SRE Tools: Tutorial & Examples

March 13, 2023
20 min

Site reliability engineering (SRE) is the practice of ensuring that a software system is available, performant, and scalable. Teams often use various SRE tools that monitor and manage the system to achieve these goals. These tools can monitor the system's performance, track errors and exceptions, automate code deployment, and more. 

Some standard SRE tools include monitoring tools like Nagios and Datadog, deployment automation tools like Ansible and Puppet, and logging tools like Splunk and the ELK stack. This article will explore the types of SRE tools and how SRE teams use them in detail.

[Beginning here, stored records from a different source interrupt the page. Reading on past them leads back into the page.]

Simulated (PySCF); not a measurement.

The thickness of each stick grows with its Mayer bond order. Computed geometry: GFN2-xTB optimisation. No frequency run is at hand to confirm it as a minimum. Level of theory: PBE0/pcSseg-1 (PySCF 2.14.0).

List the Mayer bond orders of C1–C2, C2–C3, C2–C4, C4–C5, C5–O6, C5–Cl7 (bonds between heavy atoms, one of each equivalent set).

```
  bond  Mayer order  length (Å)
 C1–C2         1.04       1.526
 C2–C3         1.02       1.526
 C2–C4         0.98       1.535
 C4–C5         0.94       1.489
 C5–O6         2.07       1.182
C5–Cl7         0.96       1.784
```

Summary of key SRE tool concepts

The table below summarizes the concepts related to SRE tools we will explore in this article. 

Concept Description
DevOps vs.SRE tools DevOps focuses on CI/CD while SRE focuses on ensuring software systems' reliability, performance, and availability
Service catalog Documentation of service ownership and escalation policy
Observability Detailed view of the platform outlining metrics, logs, and traces
Log management Tools that help with storing and processing logs
Infrastructure & configuration management Managing configuration on a large scale
Load testing Performance testing and optimization
Containerization tools Consistent software delivery
Testing tools Unit, functional and end-to-end tests
Incident response system Internal systems and processes to manage incidents
Status page Summarized health of a platform for both public and private viewership
Retrospective (post-mortem) Recurring meeting focused on platform health and stability
SLO management tools Tools that help in tracking and meeting SLO’s
Runbook automation Proprietary runbook automation offerings and custom solutions using scripting languages
CI/CD tools Tools used for consistent software delivery

DevOps tools vs. SRE tools

The terms DevOps and SRE are often used interchangeably. However, they are different concepts. 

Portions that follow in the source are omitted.